Russia, China and Iran have failed to fully disclose details of their chemical weapons programs and arsenals that are to be destroyed under a 1997 treaty, raising proliferation risks, according to a congressional report.
Russia also is working on new chemical weapons that may circumvent the Chemical Weapons Convention (CWC), according to an investigation by Congress’ General Accounting Office.
The report revealed that many of the 161 signatories to the convention, including Russia and the United States, will not meet a treaty deadline of 2012 for destroying all chemical weapons, such as nerve, blister and blood agents.
The report, to be made public this week and obtained by The Washington Times, was produced for Rep. Duncan Hunter, California Republican and chairman of the House Armed Services Committee.

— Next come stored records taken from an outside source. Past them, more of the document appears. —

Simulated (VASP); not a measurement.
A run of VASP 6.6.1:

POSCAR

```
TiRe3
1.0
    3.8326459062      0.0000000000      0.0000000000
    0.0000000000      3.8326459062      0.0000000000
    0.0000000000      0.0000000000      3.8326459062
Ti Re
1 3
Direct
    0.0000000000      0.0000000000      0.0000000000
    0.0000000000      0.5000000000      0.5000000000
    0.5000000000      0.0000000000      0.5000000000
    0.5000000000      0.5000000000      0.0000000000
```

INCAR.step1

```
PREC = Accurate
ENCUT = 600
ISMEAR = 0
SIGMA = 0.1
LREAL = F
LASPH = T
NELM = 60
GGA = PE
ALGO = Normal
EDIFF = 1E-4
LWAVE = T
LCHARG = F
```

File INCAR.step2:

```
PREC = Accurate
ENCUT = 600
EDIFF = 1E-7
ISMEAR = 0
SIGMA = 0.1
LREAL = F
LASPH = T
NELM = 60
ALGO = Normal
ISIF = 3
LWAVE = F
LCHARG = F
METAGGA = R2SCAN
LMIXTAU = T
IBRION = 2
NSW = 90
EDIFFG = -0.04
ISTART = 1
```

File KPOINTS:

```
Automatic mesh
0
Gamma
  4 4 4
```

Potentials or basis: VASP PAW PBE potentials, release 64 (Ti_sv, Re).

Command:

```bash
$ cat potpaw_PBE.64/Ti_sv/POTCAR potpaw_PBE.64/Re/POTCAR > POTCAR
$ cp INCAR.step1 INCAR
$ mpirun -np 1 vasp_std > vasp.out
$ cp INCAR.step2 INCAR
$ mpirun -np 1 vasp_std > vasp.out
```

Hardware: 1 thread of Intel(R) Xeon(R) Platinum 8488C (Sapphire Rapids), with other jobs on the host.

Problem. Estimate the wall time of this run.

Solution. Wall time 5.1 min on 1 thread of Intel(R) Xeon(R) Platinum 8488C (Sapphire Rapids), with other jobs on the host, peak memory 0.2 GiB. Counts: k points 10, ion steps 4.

Russia has failed to provide full details of its chemical agent and weapons inventory as required by the treaty, which mandates complete disclosures of production and development facilities and chemical agent and weapons stocks.
Without elaborating, the report added that Russia is thought to be working on “a new generation of agents that could circumvent the CWC and possibly defeat western detection and protection systems.”
U.S. intelligence officials think that the threat of terrorists obtaining chemical weapons is growing.
“The lack of a credible Russian chemical weapons destruction plan has hindered and may further delay destruction efforts, leaving Russia’s vast chemical weapons arsenal vulnerable to theft or diversion,” the GAO stated.
The report said China “maintains an active chemical weapons research and development program, a possible undeclared chemical weapons stockpile, and weapons-related facilities that were not declared.”
Iran also failed to provide accurate information on its chemical arms and “is seeking to retain and modernize key elements of its chemical weapons program,” and Sudan has a program to develop chemical weapons indigenously, said the report, which credited the State Department with the information on the covert chemical arms activities.
The GAO noted that the Organization for the Prohibition of Chemical Weapons, which is in charge of monitoring the treaty implementation, has had problems in conducting inspections at military and civilian chemical facilities.
Mr. Hunter said Moscow is abusing assistance in eliminating chemical weapons.
“The facility we have built them is sufficient to destroy their entire nerve gas stockpile,” he said. “Instead, they look at the plant and see the large number of jobs it created. Some Russians keep arguing that U.S. taxpayers should duplicate the plant in other locations around Russia.”
Russia has been offered $585 million for chemical destruction from the United States, Germany and other nations, the reports said.
As of September, Russia had one operational destruction facility and had destroyed 1.1 percent of its 40,000 metric tons of chemical weapons. The United States has destroyed 25 percent of its chemical arms, said the report, noting that Russia and the United States hold more than 95 percent of the world’s declared stocks.
Less than 40 percent of the signatories to the convention have passed laws that criminalize chemical weapons activities, the report said.